I mentioned that I would blog about my first zazenkai experience.
Since most of us in our little group are new to the practice of meditation it was decided that we would do a shorter version. So we planned for 6 hours. There was a very organized schedule. We, essentially, did zazen for 30 minutes followed by walking meditation for 30 minutes. We also had a lunch break scheduled as well. the idea is to spend the day without speaking or engaging anyone in any conversation. The point is to just be very mindful in everything that is done, from sitting and breathing, to walking around, even down to eating the meal. During the zazen we each took turns reading something out loud. I read that poem “The Guest House” that I shared earlier this month.
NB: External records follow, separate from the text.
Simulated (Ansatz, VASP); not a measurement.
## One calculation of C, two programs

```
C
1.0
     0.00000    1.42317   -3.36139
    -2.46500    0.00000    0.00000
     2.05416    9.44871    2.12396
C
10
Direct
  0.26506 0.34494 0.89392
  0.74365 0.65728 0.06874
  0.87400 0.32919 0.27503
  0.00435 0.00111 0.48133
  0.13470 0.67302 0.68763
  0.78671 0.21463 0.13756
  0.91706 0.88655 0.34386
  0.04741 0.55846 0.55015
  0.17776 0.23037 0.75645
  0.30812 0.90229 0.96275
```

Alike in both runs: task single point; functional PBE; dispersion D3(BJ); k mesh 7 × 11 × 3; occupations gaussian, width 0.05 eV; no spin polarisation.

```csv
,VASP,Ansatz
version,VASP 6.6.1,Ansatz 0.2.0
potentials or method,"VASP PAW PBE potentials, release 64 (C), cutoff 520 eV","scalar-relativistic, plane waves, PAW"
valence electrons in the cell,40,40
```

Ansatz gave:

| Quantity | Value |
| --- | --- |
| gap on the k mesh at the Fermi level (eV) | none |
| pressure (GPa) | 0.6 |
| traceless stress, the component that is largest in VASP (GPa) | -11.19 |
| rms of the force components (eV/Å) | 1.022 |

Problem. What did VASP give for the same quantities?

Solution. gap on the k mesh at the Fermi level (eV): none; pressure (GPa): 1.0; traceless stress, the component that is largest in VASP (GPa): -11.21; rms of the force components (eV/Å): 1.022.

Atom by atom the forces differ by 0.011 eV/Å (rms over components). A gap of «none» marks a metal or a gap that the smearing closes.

I was really nervous about going. I have never done anything like this. I was really leery about not being able to talk to anyone all day. I spend all day every day talking. I like talking and being sociable. So I wasn’t sure about how I would like being around my friends all day and not being sociable with them. But, I was willing to try it out. It kind of felt like the right thing to do.
It turned out to be an incredible experience.
The readings that were chosen by everyone were amazing. One of our group plays the native american flute and instead of reading something she thought she would play for us instead. I can’t even begin to tell you how awesome it was. Seriously. There are no words to describe it. One of the guys pretty much nailed it when he said, “That was a Dharma teaching.” And he is so right. I love how music can just transcend our intellect and speak directly to our soul. that’s exactly what happened.
Since I sat there all day and had nothing else to do, my mind wandered a lot. I sort of went through all kinds of emotions. Everything that has been bothering me I had to deal with because there it was, bubbling up to the surface of my mind. At one point I remember thinking, “wow. is this that still point everyone is talking about?” But no. I was just starting to doze off. It was actually a very peaceful, lovely feeling. Do you ever notice how it feels when you drift off to sleep? That feeling right before you are asleep? I had never noticed it before. It’s a really lovely feeling.
My profound realization at the end of the day? this is it:
It was just me sitting on a cushion.
There was nothing weird or overly spiritual about at all. It was a day spent looking outside at the water droplets on the leaves. Or tasting my chicken stew and picking out the flavors of the vegetables. Or feeling the way my foot moves across the carpet when I walk. It was just me sitting on a cushion. Breathing.